|(Part one of two)||
The QF72 incident is likely to have been similarly ADIRU sensor-related IMHO. The aircraft was equipped with a Northrop Grumman made ADIRS. However the scenario was likely to have been different (only one ADIRU spat its dummy -see the box). The relevance of spikes in the AoA data is apparent.
If you were to run this AF447 theory [below] past Airbus, I think you'd need to be prepared to give mouth-to-mouth. They'd choke on it. It's precisely what they don't want to hear.
You say: "...there is a pattern of alarming incidents involving ADIRU failures on A330 aircraft which cannot be explained by faulty pitots or mere pilot error (although that may have played its part)." I beg to disagree, and the explanation why is below. You'll probably need to read it through twice (at least) to get the simple thrust of its underlying premise.
Because of not finding the recorders it's unlikely that the cause of AF447's downing will ever be much more than informed surmise based upon ample precedent. More newsworthy in my view is the need for something like my Iridian/Roadshow invention of 1998 ( http://tinyurl.com/kv2owv ) - so that such invaluable pre-crash data is instantly available to investigators. It's noteworthy that that giant Canadian Company AeroMechanical Services, who adopted my idea and marketed it, recently capitalized upon the failure to recover AF447's black boxes by upgrading their offering (on 11 Aug 09 - see this link at http://tinyurl.com/nwqdmr ) and the adjacent box. To date, it's only in service in a number of VVIP jets.
The ADIRS gets a good coverage at this link - but I'll explain it more simply below (if I can). It does all seem to come back to the characteristics of the ADIRS system - both hardware and software - as having been the origins of that accident and many similar prior incidents. The existence of precedents should never surprise us. It's all about the failings of automation's redundancy.
(see my 2005 ASW article: Thrice Almighty - The Virtues of Triple Redundancy @ link )
a. attitude and flight-path vector (quite essential for flight control and "upset avoidance" - aka maintaining the aircraft within operating limits (g, CAS, Mach crit etc) while in instrument conditions - especially at night or in turbulence)
b. position at any given moment
c. rate of change of position (groundspeed or G/S) - being position integrated with time -
d. directionality (track across the ground) - whether magnetically referenced or true or grid
and from that primary resolution can be derived other necessary flight control information...which is where the air data becomes critical. What are these readouts?
e. barometric height (and height-change rates), heading / wind and drift angle / indicated airspeed (usually called CAS or calibrated airspeed because it's corrected for airframe and sensor specific factors) / TAS or true airspeed (because the IAS "lies" due to decreased air density with height - for instance 200kts IAS is actually 400kts TAS or 400kts G/S in still air at 40,000ft) and Mach Number (the ratio of the aircraft TAS to the local speed of sound)).

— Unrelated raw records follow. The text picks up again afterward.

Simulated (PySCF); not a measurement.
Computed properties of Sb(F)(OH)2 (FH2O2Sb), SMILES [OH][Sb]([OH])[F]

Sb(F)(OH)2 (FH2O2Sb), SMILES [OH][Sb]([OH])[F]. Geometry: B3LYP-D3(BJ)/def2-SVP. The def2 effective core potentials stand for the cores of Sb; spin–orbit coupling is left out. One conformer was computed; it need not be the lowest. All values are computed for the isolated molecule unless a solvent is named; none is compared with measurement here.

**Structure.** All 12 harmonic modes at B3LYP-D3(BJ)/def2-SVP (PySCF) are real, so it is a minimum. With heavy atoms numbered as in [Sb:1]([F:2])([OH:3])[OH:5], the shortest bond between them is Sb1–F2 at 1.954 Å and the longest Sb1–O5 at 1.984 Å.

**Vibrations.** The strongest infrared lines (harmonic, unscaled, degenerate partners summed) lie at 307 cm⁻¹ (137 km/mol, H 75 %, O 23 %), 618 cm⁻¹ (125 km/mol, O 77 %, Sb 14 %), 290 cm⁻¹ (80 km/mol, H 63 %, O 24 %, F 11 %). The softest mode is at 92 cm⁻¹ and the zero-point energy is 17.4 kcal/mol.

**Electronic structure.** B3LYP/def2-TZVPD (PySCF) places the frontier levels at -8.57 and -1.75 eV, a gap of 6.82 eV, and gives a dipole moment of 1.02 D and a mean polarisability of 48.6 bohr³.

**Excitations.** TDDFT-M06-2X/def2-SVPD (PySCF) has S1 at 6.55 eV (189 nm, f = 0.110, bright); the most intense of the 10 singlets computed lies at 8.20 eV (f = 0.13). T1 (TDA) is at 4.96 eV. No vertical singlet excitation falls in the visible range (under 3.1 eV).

The Airbus blurb says: ADIRU uses multiple redundant inertial sensors for computing attitude and also selects a best altitude and airspeed from the pitot and static pressure sources. As a result, it provides a single set of data for both the captain and first officer, eliminating cross-channel splits and variance. There are many sensors involved in capturing raw data - pitot heads / static ports / OAT probes / AoA vanes / accelerometers. These interact via digital/analogue converters and transducers to convert their inputs into usable digital forms that can be factored into software programs and produce information that's usable by pilots and navigational automation (i.e. avionics such as the autopilot, TAWS and GPS). The software is aware of the International Standard Atmosphere (ISA). It "knows" for instance that the hotter a vertical slice of the atmosphere is, due to seasonal changes or weather patterns, the lower the initially achievable cruise altitudes will be etc (or put another way, jet engines like cold dense air).
There's quite a few dimensions to that air also. It has temperature, density, pressure, relative humidity, liquid water content and hygroscopic nuclei (particularly downwind of dust-storms and volcanic eruptions). It can also itself be in motion (wind, convective vertical currents, orographic, wake turbulence, airmass subsidence). There are numerous meteorological phenomena that denies us the ability to regard air as a static element of the equation. Unless supersonic, the air passing an aircraft's sensor has already been set in relative motion by the aircraft's own bow-wave.
So you can appreciate that there are many dynamic factors involved (i.e. ever-changing calculations and computations) and additionally, great scope for a hardware error (avionics compartment cooling fan-motor seizure let's say), at board-level an electronic component breakdown (e.g. overheating capacitor) or faulty sensor (blocked pitot head or static port) to mutate the input data and challenge the FBW computer's logic limits. That's where cyclic redundancy checking for software error and BITE (built-in test equipment for revealing hardware unserviceability) comes into play. But not all sources of error will trigger a system dichotomy of "which input is correct? What divergent factor requires rejection?" "No kidding" you say, "why and how could that be"?
If all is according to Hoyle and the software's checks and balances endorse all the inputs (and the dual and/or triple inputs are in agreement), then the outputs can be evaluated as being within acceptable parameters and applied to FBW, autopilots and auto-thrust, FADECs and navigational sensors.
It's a complex orchestration yet it normally runs on rails. To mix the metaphor slightly, what can conceivably drive that apple-cart off those rails? Because of the evaluation capabilities of the software, any unacceptable parameter can be rejected and in most cases triple redundancy can intervene to redress the situation.....usually by easily identifying, alienating and isolating duff inputs. Within given parameters, redundancy is a comparative logic process i.e. accepting data that's in agreement with consonant simultaneous feeds and rejecting any that isn't - by adopting a reversionary mode. But remember what's underlined above, i.e. "selects a best altitude and airspeed from the pitot and static pressure sources." What occurs if there are no data differences to motivate any such "best" selection and that duff data is "cogent" (i.e. credible)? What could generate perilously wrong data that's still acceptable?
Well, what if the environment itself perverts the input data? How can that be? The Thales pitot is obviously a unique design and yet has common characteristics to all other pitot heads. It faces the relative airflow, takes in impact air pressure and the static component of this pressure (i.e. the local barometric pressure) is balanced/offset against the purportedly identical static pressure that's being measured by the port and starboard static ports (side-facing, no impact pressures, simply records the outside air pressure like a barometer). And thus the all-important airspeed is derived and fed into the Air data Unit (in digital format - courtesy of the air data modules - ADM's). It's usually accurate to within a few knots. Each pitot feeds a different ADIRU.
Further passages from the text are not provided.